Shortly after I began my job at Americans United, a group of faith leaders I knew from my time at the Religious Action Center of Reform Judaism (“the RAC”) invited me to join their Capitol Hill visit to discuss a host of equality-related issues with a congresswoman. I went so I could raise the importance of church-state separation.
Upon entering the congresswoman’s office, we sat in a circle, with the congresswoman at the head.
I wasn’t prepared for what happened next. One of the Christian pastors asked us to join hands and then began the meeting with a spontaneous prayer in the name of Jesus. As everyone bowed their heads, including the congresswoman, I glanced around the room for eye contact. No such luck.
Then it got worse. The same pastor suggested that we go around the circle and everyone take a turn saying their own prayer. As faith leader after faith leader prayed out loud and my turn approached, I struggled with how to handle the situation.
On the one hand, I didn’t want to alienate myself from the others, including the congresswoman, whom I was there to persuade. On the other hand, the prayers undermined the very principle I was there to discuss. The pastor was not only making his Christian prayer, followed by a host of other Christian prayers, an explicit part of our congressional visit; he was encouraging a member of Congress acting in her official capacity to participate. She did.
When elected officials blur the line between their personal faith and their public duties, they send a signal that some constituents count more than others. They also pressure attendees (like me), who want to make a good impression, to participate.
When my turn came, instead of praying, which would have felt both wrong and insincere, I shared my hope that our lawmakers could find a path forward that protects everyone’s freedom and equality — the core principles of church-state separation. After the meeting, I went up to the only other Jewish participant, who shared that she felt equally disturbed by the disrespect for church-state separation. We both had also felt ignored when the opening prayer, which shouldn’t have happened in the first place, was blatantly Christian.
I never reached out to that pastor to explain my concerns. I was worried about making waves and I didn’t want to overreact.
Today, I wouldn’t make the same mistake — especially not when our government is encouraging prayer from a national stage. That’s why, even with so much else to talk about, I feel compelled to speak out against the White House’s “America Prays” initiative, announced at the last meeting of President Donald Trump’s Religious Liberty Commission. The government website describing this initiative frames it as “an invitation to Prayer and Rededication of the United States as One Nation Under God … in preparation for the 250th birthday of our country.”
The initiative’s website lists “prayers and proclamations throughout American history” — both to inspire more prayer and as a type of proof of “the Judeo-Christian [read: Christian] principles of our founding,” as Trump put it at the meeting. The prayers listed are primarily Christian, with only one prayer coming from Jews and none representing other faith traditions.
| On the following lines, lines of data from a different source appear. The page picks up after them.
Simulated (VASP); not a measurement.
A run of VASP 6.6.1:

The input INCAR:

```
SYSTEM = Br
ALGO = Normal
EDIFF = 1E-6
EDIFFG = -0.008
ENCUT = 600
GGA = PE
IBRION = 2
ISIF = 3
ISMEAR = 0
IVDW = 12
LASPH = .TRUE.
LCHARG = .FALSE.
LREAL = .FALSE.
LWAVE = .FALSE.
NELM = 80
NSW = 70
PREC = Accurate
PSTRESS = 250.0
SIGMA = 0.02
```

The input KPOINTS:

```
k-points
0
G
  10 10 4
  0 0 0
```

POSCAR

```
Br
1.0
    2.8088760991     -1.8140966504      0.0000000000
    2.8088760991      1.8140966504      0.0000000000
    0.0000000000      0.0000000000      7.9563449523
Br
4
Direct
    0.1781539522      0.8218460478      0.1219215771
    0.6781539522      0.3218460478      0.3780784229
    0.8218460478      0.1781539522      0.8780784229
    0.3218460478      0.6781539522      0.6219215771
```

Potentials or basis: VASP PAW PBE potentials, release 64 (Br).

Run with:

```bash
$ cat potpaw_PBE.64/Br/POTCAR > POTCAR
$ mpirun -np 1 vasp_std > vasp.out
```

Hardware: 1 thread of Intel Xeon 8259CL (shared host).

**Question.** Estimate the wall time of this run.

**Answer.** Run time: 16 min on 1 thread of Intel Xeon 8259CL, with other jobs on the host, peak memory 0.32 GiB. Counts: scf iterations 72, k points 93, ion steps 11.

The government should not be in the business of inviting people to pray or telling us when and how to pray. That role belongs to individuals, families and faith communities — not politicians. Government-promoted prayer undermines church-state separation, ignores the many Americans who don’t pray or pray that way and co-opts religion for political purposes.
It also paves the way for worse. AU’s Board of Trustees Vice Chair, the Rev. Dr. Brian Kaylor, together with the Rev. Beau Underwood wrote a book about how the normalizing of civil religion, which includes government encouragement to pray, laid a foundation for the extreme Christian Nationalism we are seeing today.
Given the current composition of the U.S. Supreme Court and the way some related cases about government-supported religious symbols and prayer have come down over the past decades, now may not be the right moment to challenge church-state separation violations like this one in court. But it is the right moment to raise our voices.
If our leaders want to unify the country as we approach America’s 250th birthday, they should call us to shared civic ideals like church-state separation — not a particular religious practice. We must remind our communities that initiatives like America Prays are bad for religious liberty, bad for religion and bad for America. Together, over time, we can protect religious freedom for all.
And to that, let’s all say: Amen.
Rachel K. Laser is president and CEO of Americans United for Separation of Church and State.